To be clear, I selected only hitters projected to have at least 500 major league plate appearances and pitchers projected to have at least 100 major league innings pitched; I wanted to avoid, as best as possible, players who won’t play much in the major leagues in 2009.
The comments I got on that column were mostly skeptical; Mitchel Lichtman, a former senior advisor to the Cardinals, for example, put it bluntly: “I am always skeptical of these, ‘I can beat a good forecast system just by looking at the forecasts,’” he wrote. Fair enough.
A commenter on Baseball Think Factory was of the same opinion: “I expect the outcome will be that DSG (those are my initials) can’t beat the computer.” Frankly, I felt the same way. Still, intuitively, the 29 projections I challenged looked wrong to me, and I figured it was worth it to find out if my gut actually could see something that a computer cannot.

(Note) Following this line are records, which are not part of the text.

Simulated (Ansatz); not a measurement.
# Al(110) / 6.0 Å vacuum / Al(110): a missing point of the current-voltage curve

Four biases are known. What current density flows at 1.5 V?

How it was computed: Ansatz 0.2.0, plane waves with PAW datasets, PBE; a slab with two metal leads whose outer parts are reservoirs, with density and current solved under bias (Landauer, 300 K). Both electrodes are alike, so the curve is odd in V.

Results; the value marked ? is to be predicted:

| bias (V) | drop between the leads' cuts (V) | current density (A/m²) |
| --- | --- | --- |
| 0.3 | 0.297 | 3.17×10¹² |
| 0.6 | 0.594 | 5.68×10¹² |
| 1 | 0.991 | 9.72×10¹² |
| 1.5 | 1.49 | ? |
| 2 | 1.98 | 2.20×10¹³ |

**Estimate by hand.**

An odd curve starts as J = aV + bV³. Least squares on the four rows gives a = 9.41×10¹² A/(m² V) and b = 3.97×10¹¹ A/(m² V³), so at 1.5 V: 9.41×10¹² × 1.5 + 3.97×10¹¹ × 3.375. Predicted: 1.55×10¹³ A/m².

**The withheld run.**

Now that the season is over, we can answer that question, so let’s get to the results.
First up are the hitters. Let’s start with those I thought would do better than their projections. Those were Justin Upton, Alex Gordon, Delmon Young, Robinson Cano, Ichiro Suzuki, Evan Longoria and B.J. Upton. Right away, it’s easy to see that some of these hitters indeed beat expectations while others actually went the opposite way.
Overall, however, though we projected this group to have a .779 OPS (weighted by the number of plate appearances they had this season). In actuality, they posted an .819 OPS, which amounts to a 40-point difference! (Actually, 41 after rounding.) So far, so good—I thought these hitters would beat their projections, and in sum, they sure did.
So what about the hitters I thought would do worse than we projected? That list consisted of Chipper Jones, David Ortiz, Miguel Cabrera, Mike Napoli, Carlos Delgado, Jack Cust, Ryan Howard and Chris Davis. Again, we have a fun mix of guys, and overall the THT projections had them posting a combined OPS of .934 this season. Instead, they’ve posted an .843 OPS, or 91 points below expectation. That’s another big win for me—I’m two-for-two!
Let’s move on to the pitchers. I thought that Dan Haren, Clay Buchholz, Rich Harden, Mark Buehrle, Edinson Volquez, Zach Greinke and Francisco Liriano all would beat their projections. Perhaps Greinke’s name tips you off as to how I did with this group—overall, our projections had them posting a 4.33 ERA, but they blew that out of the water, combining for a 3.63 ERA instead. That’s a huge difference, and I have to say, my predictions are looking good thus far.
We still have one more group to look at, though, and that’s the pitchers I thought our projections overrated. They were Derek Lowe, Fausto Carmona, Jeremy Bonderman, CC Sabathia, Justin Duchscherer, Dana Eveland and Joe Blanton. Our projections thought these guys would be good for a 3.69 ERA this season; instead, they came in at 4.58, a whole 89 points below expectation! Clearly, I’m a genius.
Or am I? After I wrote my column, some suggested that my predictions were indeed going to be right, but that rather than being a feature of my extraordinary brilliance, it was merely an indication that the THT projection system was not very good. That’s a double whammy for me—not only does it call into question my intelligence, but I also designed the guts of the THT projections system. I think it’s fair to ask whether there is some bug in the design of our projections that allowed me to beat them.
To answer that question I looked at what another projection system said about the four groups of players we just examined. Essentially, since I did not consult any other projection systems when making my predictions, the other system can be used as an independent control: If my predictions turned out to be right simply because I was taking advantage of some defect in the THT system, another system would have the players correctly projected. If, on the other hand, my gut was able to see something a computer could not, any computer-based system would have been off for these players.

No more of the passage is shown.